Opinion

Anita Robinson: The ancient tradition of waiting for 'the man'

IT'S Saturday. I'm writing this more in hope than expectation. You see, I'm waiting for 'the man'.

On Tuesday last my three television screens unaccountably went blank - probably overweight pigeons perching on my satellite dish. The house is loudly silent.

Though not a television junkie, I'm a news addict and with the impending election it's no time to be out of the loop.

Naturally I'd rung the appropriate helpline, to be told the earliest engineer available was four days hence on Saturday.

I'm a lost soul, hoking about in cupboards for obsolescent radios before remembering they're all inaccessible in the roofspace.

Funny how history repeats itself. One of my most vivid childhood memories is of my mother postponing all manner of treats or trips.

"I can't go," she would lament. "I'm waiting for 'the man'."

My father was many wonderful things but 'practical' wasn't one of them, so, for any domestic crisis, be it structural, electrical, plumbing or decorating-related, we had to get a man in.

Over the years, a succession of such artisans passed through our house, none of them ever on the day or hour they promised, but arriving at dinnertime or as darkness fell.

'The man' was generally accompanied by 'the lad' - a monosyllabic adolescent sullenly resilient to learning his trade, who merely looked on or fetched and carried, but with a voracious appetite.

My mother was wise. She believed the only way to keep 'the man' on the premises was to feed him.

It was a disaster to let him out on any pretext until the job was done. The family meal was frequently held back until 'the man' (and 'the lad') were fed.

I recall in particular Jimmy the painter and decorator who saw the world through a haze of Gallaher's Blues and whose glasses were so fogged with paint-specks that he hung my teenage bedroom wallpaper (a dainty pattern of pendant laburnum blossom) upside down.

He was three lengths in before we discovered his mistake. He also removed the dustsheets and used the top of the piano as a pasting table.

By contrast, the man I married was handy as a pocket. Anything he couldn't do himself was sub-contracted to a network of contacts who could.

Happy afternoons were spent at the kitchen table discussing everything but the problem over endless cups of tea.

Then came a protracted foray to the hardware store for the necessary materials - and the job was postponed to the morrow.

No man is perfect. The Loving Spouse went out for the papers one Saturday and came back with a 30 foot wooden-hulled sailing boat, which he parked on props in the garden.

"What shall we call it?" he asked. "How about 'The Eyesore'?" I suggested. It didn't go down well.

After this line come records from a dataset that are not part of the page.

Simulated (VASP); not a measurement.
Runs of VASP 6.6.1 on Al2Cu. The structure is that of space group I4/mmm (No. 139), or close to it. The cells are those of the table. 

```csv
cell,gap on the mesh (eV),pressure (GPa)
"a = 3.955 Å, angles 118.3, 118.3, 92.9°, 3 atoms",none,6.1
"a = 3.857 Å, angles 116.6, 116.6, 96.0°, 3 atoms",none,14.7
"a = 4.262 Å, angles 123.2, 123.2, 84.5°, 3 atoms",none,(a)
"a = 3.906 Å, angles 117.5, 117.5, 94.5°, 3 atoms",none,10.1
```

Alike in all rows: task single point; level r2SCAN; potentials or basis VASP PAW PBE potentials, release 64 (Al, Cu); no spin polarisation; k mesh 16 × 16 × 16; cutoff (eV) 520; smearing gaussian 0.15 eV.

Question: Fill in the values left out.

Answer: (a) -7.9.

Domestic repairs were entirely suspended while he and his friend spent whole weekends stripping the craft to its bones, storing its innards in the garage, the roofspace, the back garden and the side of the house.

The place resembled a breaker's yard. Work on the boat consisted of walking round it writing things down in a notebook.

Winter set in, enthusiasm inevitably waned and the boat hunkered miserably under its tarpaulin, lowering the tone of the neighbourhood.

It became a landmark. "Oh, you're that house with the boat in the garden..."

Why our neighbours didn't run us out of the community is a mystery. It's universally acknowledged (by women at least) that unless supervised, reminded or nagged, men never finish anything.

Eventually, the boat (and its bits) was sold back to the son of the original owner for a nominal sum and the Loving Spouse grudgingly acknowledged middle-age. Like Tom the cabin boy in Captain Pugwash, I smiled and said nothing.

Meanwhile, Saturday is ticking by. My allotted engineer slot is 8am to 5pm. I've been up since six, showered, dressed and with my face on.

I've cancelled lunch and am hollow with hunger. It's 4.40pm and no sign of 'the man'. Can I bear missing Strictly?

Excuse me... the doorbell's ringing. Dear Lord, please let it be 'the man'.